This Ceanothus (it may be 'Cambridge Blue') is flowering well in the Friary garden and once it's over we'll trim it back fairly hard to keep its tight dome shape.
It gives a nice splash of colour and we are trying to think what else we can put in to liven up the bed - it's the first thing visitors see when they drive in. We've introduced some yellow with the Phlomis Fruticosa and we're thinking of planting bulbs and tulips to provide early season colour. But what about summer?
Saturday we were busy planting up the border we'd cleared last weekend. In went : Phlomis Fruticosa (four), Phormium 'Gold Sword (one), Euphorbia Wulfenii (six), Euonymus Fortunei 'Sunshine' (two), Berberis Thunbergii Aurea (two), Callistemon Citrinus (one) and Lonicera Nitida 'Baggesens Gold' (two). All was well watered in and then covered with eight 80 litre bags of bark mulch to try retain the moisture.
Coming home to your own bed and your own food are some of the great things about travelling.
After our diet busting weekend in Brussels (I know, we weren't forced but we felt like a couple of lardies) the first thing I did when we got back was to harvest our first salad of the year.

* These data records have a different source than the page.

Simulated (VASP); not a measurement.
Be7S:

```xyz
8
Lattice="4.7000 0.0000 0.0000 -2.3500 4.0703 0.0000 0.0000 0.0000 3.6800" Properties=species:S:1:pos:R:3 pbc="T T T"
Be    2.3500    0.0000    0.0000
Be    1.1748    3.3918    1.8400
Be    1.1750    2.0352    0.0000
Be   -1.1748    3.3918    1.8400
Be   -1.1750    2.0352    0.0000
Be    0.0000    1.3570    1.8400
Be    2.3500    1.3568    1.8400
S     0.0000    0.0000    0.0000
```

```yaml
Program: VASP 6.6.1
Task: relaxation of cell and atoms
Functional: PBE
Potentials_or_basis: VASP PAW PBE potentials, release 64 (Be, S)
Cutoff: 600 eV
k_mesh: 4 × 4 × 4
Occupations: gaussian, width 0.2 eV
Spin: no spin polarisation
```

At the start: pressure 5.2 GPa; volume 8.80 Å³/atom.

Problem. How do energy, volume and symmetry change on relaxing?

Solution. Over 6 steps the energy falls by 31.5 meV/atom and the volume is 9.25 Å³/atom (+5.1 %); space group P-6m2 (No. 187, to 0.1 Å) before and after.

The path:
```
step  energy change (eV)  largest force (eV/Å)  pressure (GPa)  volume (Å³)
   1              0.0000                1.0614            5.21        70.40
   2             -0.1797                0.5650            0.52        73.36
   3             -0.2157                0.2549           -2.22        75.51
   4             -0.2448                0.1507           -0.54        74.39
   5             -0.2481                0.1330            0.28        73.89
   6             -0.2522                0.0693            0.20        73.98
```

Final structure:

There's Lettuce Tom Thumbgrown in wine boxes . They were planted up on March 14th and covered with a single layer of horticultural fleece which I removed on April 12th just before the hot spell when I knew I'd be away and didn't want them to fry.
The young leaves of perpetual spinach leaves came through the winter (I'll let it run to seed in the summer and try and save some seed). And the chives were a division of an older clump which I split in three and planted up in pots. The red lettuce Lollo Rosso adds a some colour and the flat leaf parsley adds a herby element.
Cutting the heads of both lettuces about a half inch stub above the ground, I'm hoping they'll come back again, producing another crop on a 'cut and come again' basis. I've done it before with Lollo Rosso but I'm wondering will it work with Tom Thumb?
We were in Brussels over the weekend with my niece who is studying there and in between copious amounts of moules, steak frites and Leffe, we took a train (well four as it turned out) across the border into Holland to visit the Keukenhof Gardens near Leiden.
What should have been a two and half hour trip took us six hours thanks to a one day strike on the Belgian rail network. But we got there and enjoyed it hugely.
It's got to be said that the Keukenhof is not a place of understatement but if you want bulb displays this is the place to go to. We had hoped to bicylce by some of the bulb fields in the area around Lisse but because of the delays getting there we could only photograph those neighbouring the gardens.
And here are some of the displays in the Keukenhof itself - not just tulips. Don't go there if you're looking for subtle play of design and delicate colours - this is a Disney of the plant world and enjoyable for that.
To everything there is a season and this time of year it's sowing, planting out and more sowing. The time to reap will come.
So much for my promise to myself of a little and often but at least I've not been digging, much.
Here's what's gone in on the allotment, the garden and the Friary border over last week:
A seedbed row of Kale, Nero di Toscana, Leek, Musselburgh and St Victor, Radish French Breakfast, Cabbage January King, Red Cabbage Marner Lagerrot, Brussels Sprouts Seven Hills and Red Bull, Parsley Italian Flat Leaf and Parsnip Tender & True and Hollow Crown. Celeriac sown in plugs.
More rows of Pea Norli and Alderman direct sown in the ground.
And another 5 metres or so of the Friary south border has been cleared and a second Photinia planted. Getting the right plants for the dry, poor soil conditions will be key and we are raiding Beth Chatto's Gravel Garden and Nicola Ferguson's Right Plant, Right Place (North American readers may know it by its previous title Ferguson's Garden Plant Directory) for ideas.
I thought that I'd finished sowing potatoes until a package arrived from Norway today with four 'Lumper' seed potatoes. Popular around the time of the Irish famine, I'm hoping for high yields and more importantly finding out what it tastes like.
So for this year my heritage/heirloom potato varieties are Forty Fold, Mr Little's Yetholm Gypsy, Edzell Blue and Lumper.